- A number of protesters called the Foreign Ministry building the "Revolutionary Command Center."
- A group of angry protesters has set up gallows in Beirut's central square and hanged replicas of some politicians.
- AFP also said the damage caused by the blast was similar to the damage caused to Beirut by 15 years of civil war.
A new wave of protests has broken out in Lebanon in response to a massive explosion that destroyed part of the port and downtown Beirut on Tuesday evening. On Saturday, a group of angry protesters, apparently led by a number of former army officers, stormed the Lebanese Foreign Ministry building.
According to news sources, a number of protesters called the Foreign Ministry building the “Revolutionary Command Center,” and called on the demonstrators to occupy other Lebanese ministries.
Some reports indicate that protesters attacked other government buildings, such as the Ministry of Economy. A video of an attack on several banks has also been published on the internet.
Demonstrators also marched on the Lebanese parliament, as they did three days ago, and were fired upon by police as they tried to cross the border, news sources said. Reuters reports, citing videos published in the Lebanese media, that rubber bullets were fired at protesters and that a number of them were injured.

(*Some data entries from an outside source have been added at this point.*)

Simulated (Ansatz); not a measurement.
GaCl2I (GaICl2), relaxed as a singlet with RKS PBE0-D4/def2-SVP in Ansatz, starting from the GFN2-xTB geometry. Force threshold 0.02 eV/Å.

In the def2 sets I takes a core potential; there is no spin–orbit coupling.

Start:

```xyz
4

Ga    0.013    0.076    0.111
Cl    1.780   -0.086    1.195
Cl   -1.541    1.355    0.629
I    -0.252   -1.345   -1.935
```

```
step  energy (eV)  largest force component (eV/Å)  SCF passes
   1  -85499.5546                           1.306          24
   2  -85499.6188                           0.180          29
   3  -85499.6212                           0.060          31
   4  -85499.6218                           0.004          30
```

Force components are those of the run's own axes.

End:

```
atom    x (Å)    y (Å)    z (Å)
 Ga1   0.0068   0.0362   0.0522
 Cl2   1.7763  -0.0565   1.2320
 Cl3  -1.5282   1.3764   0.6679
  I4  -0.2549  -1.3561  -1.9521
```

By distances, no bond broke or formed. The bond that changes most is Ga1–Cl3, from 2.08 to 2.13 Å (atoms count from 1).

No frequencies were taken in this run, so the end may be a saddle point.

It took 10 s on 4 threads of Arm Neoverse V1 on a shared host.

The economic turmoil, corruption, sharp rises in prices, and the devaluation of the national currency over the past year have left Lebanon with some of the strongest protests in recent years. As protests continued, Lebanese Prime Minister Saad Hariri resigned in November last year and was replaced by Hassan Diab, backed by the Islamist extremist party, Hezbollah.
With the inauguration of the new government, the problems and the economic crisis in Lebanon, and, consequently, the protest movements continued. In recent months, the Hezbollah movement, which is funded by Iran, has been increasingly targeted by protesters for its role and influence in the Lebanese political structure.
A number of protesters have repeatedly called for the disarmament of Hezbollah militants, and in a new round of protests, criticism has intensified in response to the recent explosion in the port of Beirut.
Hanging Nasrallah, Other Politicians in Effigy
According to videos published in the media and the internet, in the last two days, a group of angry protesters has set up gallows in Beirut’s central square and hanged replicas of some politicians, including Hezbollah Secretary-General Hassan Nasrallah.
The deadly explosion took place on Tuesday in warehouse No. 12 in Beirut, where 2,750 tons of ammonium nitrate was stored without observing the necessary safety measures. Some reports have blamed Hezbollah’s military equipment depot in the Beirut port area for the explosion of an ammonium nitrate shipment, but Nasrallah has denied this.
The blast was heard in the port of Beirut as far as Cyprus, and the German Geological Survey said it was measuring 3.5 on the Richter scale.
The Destruction of Beirut is Like 15 Years of Civil War
AFP also said the damage caused by the blast was similar to the damage caused to Beirut by 15 years of civil war in the second half of the 20th century. At least 5,000 people were injured in Tuesday’s blast, some of whom were discharged after receiving outpatient treatment.
The Lebanese Ministry of Health put the death toll at 158 on Saturday evening, and as 21 people are still missing after the blast, the possibility of an increase in deaths is not ruled out.
Lebanese protesters who do not trust the efficiency, health, and integrity of politicians and members of the government called for an independent, transparent, and international investigation into the cause of the Beirut blast.
During a visit to Beirut on Thursday, French President Emmanuel Macron backed the protesters. Michel Aoun opposed the request in front of reporters on Friday, saying that the group tasked with investigating the incident would continue to work and that the results of their investigation would be made public.